Hey all,
I just put up two Spark Arena runs of North Mini Code 1.0 — an FP8 reference and an NVFP4 quant we made — to see what the GB10’s native FP4 support buys us. It’s Cohere’s first open agentic coding model: a 30B MoE (3B active), Apache 2.0, built for exactly the kind of run-it-yourself, sovereign setup the Spark is great for. Blog here: North Mini Code: Agentic Coding Model for Developers | Cohere
The results, same model / same recipe / same Spark, only the quant changed:
- Single user @ 16K context (realistic): ~52 tok/s on NVFP4 vs ~32 on FP8 → ~1.65x faster
- Two concurrent users: scales to ~84 tok/s aggregate (the Spark Arena figure)
- Memory: 17 GB weights vs 28 GB → ~40% smaller footprint
- Quality: identical HumanEval across NVFP4 and FP8 — no measurable loss
Benchmarks & Recipe:
- FP8: CohereLabs/North-Mini-Code-1.0-fp8 - Spark Arena Benchmark
- NVFP4: XanuNetworks/North-Mini-Code-1.0-NVFP4 - Spark Arena Benchmark
Both run on a single Spark (tensor parallel 1) under vLLM with FP8 KV cache, tool calling + reasoning via the cohere_command4 parsers. Recipes and full PP/TG-vs-concurrency logs are on both pages if you want to reproduce.

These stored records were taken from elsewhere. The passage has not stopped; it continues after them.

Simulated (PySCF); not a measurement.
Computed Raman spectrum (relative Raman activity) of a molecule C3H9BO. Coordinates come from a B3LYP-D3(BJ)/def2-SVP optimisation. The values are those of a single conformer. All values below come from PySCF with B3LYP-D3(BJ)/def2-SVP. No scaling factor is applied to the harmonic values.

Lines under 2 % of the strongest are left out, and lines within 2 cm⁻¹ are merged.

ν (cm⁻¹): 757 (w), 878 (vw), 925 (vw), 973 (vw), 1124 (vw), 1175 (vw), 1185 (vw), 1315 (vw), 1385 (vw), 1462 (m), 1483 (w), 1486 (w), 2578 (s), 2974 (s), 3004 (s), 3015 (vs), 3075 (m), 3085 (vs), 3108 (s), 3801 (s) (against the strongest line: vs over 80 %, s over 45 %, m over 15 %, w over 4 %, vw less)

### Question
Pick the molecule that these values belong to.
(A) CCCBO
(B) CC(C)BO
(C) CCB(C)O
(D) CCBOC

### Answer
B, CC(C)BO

Fun side note: looks like this is the only Cohere model on the board so far, so a shout out to the Cohere folks for putting out such a solid little agentic coding model. Getting ~1.65x and a 40% smaller footprint for no quality hit makes it a really nice fit for the Spark.
Would love to hear how it runs on other people’s setups, and if anyone wants to stress the quant on heavier coding workloads than HumanEval, I’m all ears. Feedback welcome!
Cheers!